Different Transformations for Different Classes

Wilan · December 19, 2020, 11:42am

I would like to perform different transformations on 5 different classes in a multi-class classification problem. What’s the cleanest way to do this using ImageFolder and DataLoader?

Note: The classes also have quite different sizes, ranging from 50-3,000 images
How can I set this up to not over fit on the classes with more data?

My data structure looks like this:

/data
    /train
        /class1
        /class2
        /class3
        /class4
        /class5
    /test
        /class1
        /class2
        /class3
        /class4
        /class5

Shisho_Sama · December 19, 2020, 11:49am

The easiest way that comes to my mind at the moment is to create a new Dataset instance and explicitly use different transformations on different classes.
For the unbalanced dataset, you may want to use WeightedRandomSampler

Wilan · December 19, 2020, 1:03pm

Currently my setup is something like this:

class ConcatDataset(Dataset):
    '''Concatenates Datasets'''
    
    def __init__(self, *datasets):
        self.datasets = datasets

    def __getitem__(self, i):
        return tuple(d[i] for d in self.datasets)

    def __len__(self):
        return min(len(d) for d in self.datasets)

train_1_transforms = ...
train_2_transforms = ...
train_3_transforms = ...
train_4_transforms = ...
train_5_transforms = ...

train_1_data = ImageFolder(train_1_dir, transform=train_1_transforms)
train_2_data = ImageFolder(train_2_dir, transform=train_2_transforms)
train_3_data = ImageFolder(train_3_dir, transform=train_3_transforms)
train_4_data = ImageFolder(train_4_dir, transform=train_4_transforms)
train_5_data = ImageFolder(train_5_dir, transform=train_5_transforms)

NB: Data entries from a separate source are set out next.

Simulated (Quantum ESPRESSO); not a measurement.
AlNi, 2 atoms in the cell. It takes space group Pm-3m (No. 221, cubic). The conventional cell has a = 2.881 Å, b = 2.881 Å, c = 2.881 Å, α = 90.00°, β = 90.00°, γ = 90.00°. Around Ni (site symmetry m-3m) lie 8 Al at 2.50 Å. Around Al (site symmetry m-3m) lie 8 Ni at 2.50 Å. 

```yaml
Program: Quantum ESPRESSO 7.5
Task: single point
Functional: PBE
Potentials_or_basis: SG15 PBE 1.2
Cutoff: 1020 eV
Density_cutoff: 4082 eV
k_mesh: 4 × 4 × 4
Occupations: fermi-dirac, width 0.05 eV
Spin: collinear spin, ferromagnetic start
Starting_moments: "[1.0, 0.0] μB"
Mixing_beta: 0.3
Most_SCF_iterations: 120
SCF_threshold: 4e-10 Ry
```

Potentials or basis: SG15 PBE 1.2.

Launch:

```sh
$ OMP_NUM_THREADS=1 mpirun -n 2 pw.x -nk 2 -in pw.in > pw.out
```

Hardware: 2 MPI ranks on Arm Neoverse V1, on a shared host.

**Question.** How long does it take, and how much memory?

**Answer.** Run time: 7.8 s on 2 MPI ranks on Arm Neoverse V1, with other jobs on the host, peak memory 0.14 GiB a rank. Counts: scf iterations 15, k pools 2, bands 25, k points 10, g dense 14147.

train_concat_data = ConcatDataset(train_1_data, train_2_data, train_3_data, train_4_data, train_5_data)

train_loader = DataLoader(train_concat_data, batch_size=64, shuffle=True, pin_memory=True, num_workers=4)

I’m getting error:

RuntimeError: Found 0 files in subfolders of: ./data/train/class_1

I don’t have any idea how else to apply separate transformations to each class.

Shisho_Sama · December 20, 2020, 10:03am

Dont use ImageFolder, just read the images using os.walk for example and store their paths and labels (based on which class they reside in you can give them a number) and then in __getitem__, after you have read the image, based on the label that you also have, you can apply the needed transformation and then return the pair.